Unfortuntaley that is not correct. If you buy something from a UK shop that is shipped to the EU you will either not pay VAT but pay a net price to the shop and VAT is applied when the device gets delivered or picked up by you. Or the shop has a EU VAT regristration and you pay VAT directly on purchase which then is passed on to the EU by the shop (usually once a year or quarterly).
If you now buy a used module from the UK the seller most certainly has no VAT regristrtaion and you will have to pay VAT on import. The custom authorities do not care if anyone has already payed any taxes on the item in any country before and the price is now a net price. Though there might be the opportunity to claim an exception if you can prove that this very device has been imported to the UK when it still was under the authority of Europe and VAT has already been payed. But I don't think so as it would open a can of worms. I guess that with the segregation all british things count as exported now and are britisch again.
You can also apply for a VAT regristration if you are doing any business you get payed for. Then the VAT you are adding on your invoices will be substracted from the VAT you have payed on your (business related) purchases and you are allowed to pay net prices in shops who are ofering this like Schneidersladen. By the way that would also be the price Brits would pay now on european goods because they also have to pay VAT to their own sovereign now.
The Christmess deal is about trade and "real" business. It does not cover trading single used devices between private persons. Therefore it might have passages on how VAT regristations are handled but it does not cover your duty as a citizen to pay VAT to your state on all goods imported by you. Having all that centrally regulated was the main point of the EU and what made the british people feel uncomfortable.

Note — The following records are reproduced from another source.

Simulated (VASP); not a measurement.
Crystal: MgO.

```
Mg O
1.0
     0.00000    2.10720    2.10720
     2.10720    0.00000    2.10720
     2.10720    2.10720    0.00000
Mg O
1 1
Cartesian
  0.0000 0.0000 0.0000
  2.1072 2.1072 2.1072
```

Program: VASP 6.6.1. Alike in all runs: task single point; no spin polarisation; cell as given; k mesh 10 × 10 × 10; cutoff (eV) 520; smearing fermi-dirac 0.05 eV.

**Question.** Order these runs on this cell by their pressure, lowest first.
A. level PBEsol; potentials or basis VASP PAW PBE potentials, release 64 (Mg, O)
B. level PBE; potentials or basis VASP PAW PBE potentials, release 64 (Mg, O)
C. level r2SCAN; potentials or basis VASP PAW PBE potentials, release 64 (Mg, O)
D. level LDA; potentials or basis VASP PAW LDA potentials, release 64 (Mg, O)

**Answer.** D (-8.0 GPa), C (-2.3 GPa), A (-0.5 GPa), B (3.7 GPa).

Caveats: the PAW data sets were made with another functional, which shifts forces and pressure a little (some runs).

On a side note this also applies when you fly to London for vacancies and come back wearing a tweet jacket that you did not wear before. It is just more difficult to control than it is when your tweat jacket comes in a parcel and DHL can inform the autorities that you will get somethine fromthe UK that probably is a good as it is sent in a parcel.
20 EUR is the threshold then for import VAT. Below that you don't have to pay it. There is also a threshold for custom duties. I think it is 120 EUR.
To sum it up the main point is that VAT is a tax you pay to your country for financing your infrastructure. They won't abandon it in favor of a foreign country.